When I visualize the color and texture of this Jenny-patch in my soul, I see three translucent paddles in primary colors. Jenny is the red paddle. I’m the blue paddle. And the purple place where we overlap is the part of Jenny I get to keep, a purple meadow of shared memories, experiences, values, and giggles. Jenny’s meadow is a clearing in my mind, a sunny expanse of wildflowers surrounded by an ancient forest.

My hope for all of us who were blessed to love Jenny is to visit our clearings often, for they are sacred sites of Jenny’s spirit that death cannot destroy. This afternoon, I’m taking you with me to Jenny’s purple meadow, where stories flower beside a purple stream, among irises and daisies, and in the hollows of warm stones.

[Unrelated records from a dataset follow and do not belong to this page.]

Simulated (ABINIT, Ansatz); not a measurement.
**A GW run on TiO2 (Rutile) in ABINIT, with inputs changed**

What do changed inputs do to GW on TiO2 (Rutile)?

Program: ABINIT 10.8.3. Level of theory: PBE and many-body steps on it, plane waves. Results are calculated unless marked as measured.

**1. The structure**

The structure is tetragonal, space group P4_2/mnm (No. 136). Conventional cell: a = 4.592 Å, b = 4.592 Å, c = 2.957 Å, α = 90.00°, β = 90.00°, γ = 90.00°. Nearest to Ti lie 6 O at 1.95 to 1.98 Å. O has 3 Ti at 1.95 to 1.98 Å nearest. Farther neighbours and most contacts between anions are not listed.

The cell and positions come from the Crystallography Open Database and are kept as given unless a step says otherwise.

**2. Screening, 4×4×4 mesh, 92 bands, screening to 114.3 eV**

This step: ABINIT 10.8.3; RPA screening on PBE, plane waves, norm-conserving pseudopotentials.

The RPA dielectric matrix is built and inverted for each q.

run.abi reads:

Take this wildflower over here. It’s a story set in the late nineteen seventies. Jenny and I are trick-or-treating along Mill Street in Liberty, Missouri. As radical young questioners of gender roles, we have disguised ourselves as housewives. We have put pink curlers in our hair and wrapped ourselves in padded polyester bathrobes. Fuzzy slippers pull the satirical outfit together. At one fateful house on Mill Street, the woman who answers our knock is dressed exactly like us, down to the last curler. She gives us a few pieces of candy but no compliments on our cute costumes.

More Jenny memories come from Camp Oakledge in Warsaw, Missouri, where I spent two summers sharing a canvas tent on a wooden platform with Jenny and other Girl Scouts. One afternoon, Jenny and I canoed for three miles across the Lake of the Ozarks to a hamburger shack perched on a dock. I still remember how good that burger tasted because we had powered ourselves across the waters, earning our lunch with our oars.

On February weekend in 1982, Jenny and I went camping in Dearborn, Missouri. We shivered together in a tent that we had placed on the slope of a hill. When camp leaders organized a midnight hike, Jenny opted to stay in the tent, but I walked to the edge of a clearing in the woods and drank in the vast bowl-shaped meadow all blanketed in deep snow. The dark ring of trees circling all that open space was a visual prayer. When I think of Jenny, I remember this winter meadow. Like her, it is spiritually refreshing and elegant.

The starry sky of the night hike also calls to mind a special star-gazing event that Jenny’s close friends planned for the purpose of sending out beams of love to our dying friend. At exactly 10 pm (EST), wind chimes, lightning, singing locusts, clear skies and cloudy ones greeted us from Arizona, Missouri, Ohio, Connecticut, and Ontario. As I studied the opaque heavens, I thought of my love for Jenny, and the memory of her telling me how much the biopsy needles hurt her made me cry.

Jenny is beyond the needles now, beyond pain, beyond fear. She’s a gorgeous bird of paradise that flies between drops of rain that bless us. And she’s in every compassionate thing we do. Her purple meadow is alive with sensitivity, laughter, and thousands of witty words. We protect it when we share stories of our beautiful Jenny.